I started this blog because I had a scattered online presence and I wasn’t writing for myself (i.e. not for work) enough. Then I went and got a full time job and my writing for myself has gotten even more sporadic. Go figure.
And while I can say “I’m going to update more,” and “I really need to get back to my novel,” or “I’ll still freelance on the side,” until I’m blue in the face, it all amounts to a hill of beans if I don’t actually do it.
It’s not for lack of ideas, I have so many draft emails, Word documents, and bits of paper with the beginning of ideas on them. And while I feel like its due to lack of time–life has been a bit hectic these last couple of months–that’s really a lame excuse at the heart of it. When it comes down, there is no reason to not do it.
The Internet was in a tizzy last week when it was announced that 26-year-old Lena Dunham got a $3.5 MILLION advance to write a book of essays about being a 26-year-old right white girl in New York. Of course this bothered me too, for several reasons:
1. The story of a privileged white 20-something woman in New York City is possibly the least original idea on the face of the planet.
2. I don’t think she’s particularity funny or insightful, in fact I find her kind of irritating.
3. I think the idea of getting an advance to write a book, is an amazing dream–one in which you don’t have to worry about how to pay the bills and can just write all day long. BUT, $3.5 million would mean this groundbreaking book about going to bars and guys sending vague texts, will have to be the next Harry Potter, the next Bossypants, the next Fifty Shades of Grey…oh wait, I just depressed myself even more.
So yes, there’s a huge difference between getting an advance that lets you quit your day job and $3.5 million (about $3 million dollars of difference). But I am of course all for writers getting the time and space and money to write. But the idea of advances at all (especially those built around hype) make me more than a little frustrated when there are talented hardworking writers barely scrapping together enough money and time sit down and labor over a chapter.

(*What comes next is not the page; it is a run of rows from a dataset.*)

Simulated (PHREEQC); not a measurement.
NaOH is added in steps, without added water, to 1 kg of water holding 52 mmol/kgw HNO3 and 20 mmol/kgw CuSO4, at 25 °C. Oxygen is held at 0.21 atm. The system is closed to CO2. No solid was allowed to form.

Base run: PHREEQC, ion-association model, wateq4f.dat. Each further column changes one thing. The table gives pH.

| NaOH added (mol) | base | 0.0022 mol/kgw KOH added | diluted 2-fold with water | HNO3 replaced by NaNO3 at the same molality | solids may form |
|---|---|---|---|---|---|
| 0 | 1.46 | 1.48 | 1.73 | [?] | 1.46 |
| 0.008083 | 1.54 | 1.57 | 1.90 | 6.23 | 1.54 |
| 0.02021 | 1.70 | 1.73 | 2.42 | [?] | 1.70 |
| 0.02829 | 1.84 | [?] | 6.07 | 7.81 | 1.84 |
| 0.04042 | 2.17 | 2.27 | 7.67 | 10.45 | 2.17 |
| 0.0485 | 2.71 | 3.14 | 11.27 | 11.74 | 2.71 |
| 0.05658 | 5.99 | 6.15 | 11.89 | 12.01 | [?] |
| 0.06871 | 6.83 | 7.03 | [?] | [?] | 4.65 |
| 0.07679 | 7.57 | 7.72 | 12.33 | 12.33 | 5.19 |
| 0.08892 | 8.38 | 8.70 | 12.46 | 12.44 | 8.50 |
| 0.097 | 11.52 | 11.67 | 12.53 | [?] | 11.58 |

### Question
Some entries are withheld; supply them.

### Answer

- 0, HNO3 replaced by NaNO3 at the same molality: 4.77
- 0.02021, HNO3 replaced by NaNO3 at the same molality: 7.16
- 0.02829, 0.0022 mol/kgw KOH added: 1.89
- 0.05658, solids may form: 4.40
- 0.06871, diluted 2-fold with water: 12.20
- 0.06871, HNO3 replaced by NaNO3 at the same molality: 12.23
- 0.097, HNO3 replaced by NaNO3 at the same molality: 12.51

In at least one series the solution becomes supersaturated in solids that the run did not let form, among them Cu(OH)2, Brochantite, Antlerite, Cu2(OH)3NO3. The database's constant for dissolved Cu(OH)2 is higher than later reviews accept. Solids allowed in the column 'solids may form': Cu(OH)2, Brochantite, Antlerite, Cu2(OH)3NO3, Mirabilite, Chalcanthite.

4. Everyone is heaping praise on her calling her the next David Sedaris, and while this kind of praise and that kind of advance comes with a lot of pressure, it’s also irritating. I’m reading a book right now that’ pretty lackluster, it’s not bad, it’s just so so. It’s written by a woman who is “funny” and who is writing about being an awkward child, etc., and right there on the cover is someone calling it “the British version of Tina Fey’s Bossypants”
UGH. Enough. I’m calling bullshit on calling anyone or anything the next something. You know who the next Tina Fey is? Tina Fey. I read a fantastic quote in an article I edited recently: “You need to focus on being the first you, not the next someone else.” Yes. Give me being the first and only whatever I am in the room over being sold as being the poor man’s version of that thing everyone likes.
But, regardless of all the reasons that I’m annoyed with Lena Dunham and her giant paycheck, there is one other big difference between me and her.
She sat down and wrote.
Yes, I’ve written a lot, and yes she’s had a lot more time/money/connections than I have, but I really have no space to complain that my novel isn’t making fifty shades of grey moo-la if I haven’t written more than 100 pages.
SO…I’ve been thinking about joining National Novel Writing Month again (I attempted it in 2010) and I’ve also read about a smaller and less intimidating writing goal: Writing 15 minutes a day, everyday, no matter what.
I think I will start with my own rule: writing for 30 minutes (blog, novel, letter, journal, poetry, whatever) every weeknight at the same time. I see where that gets me and keep you posted.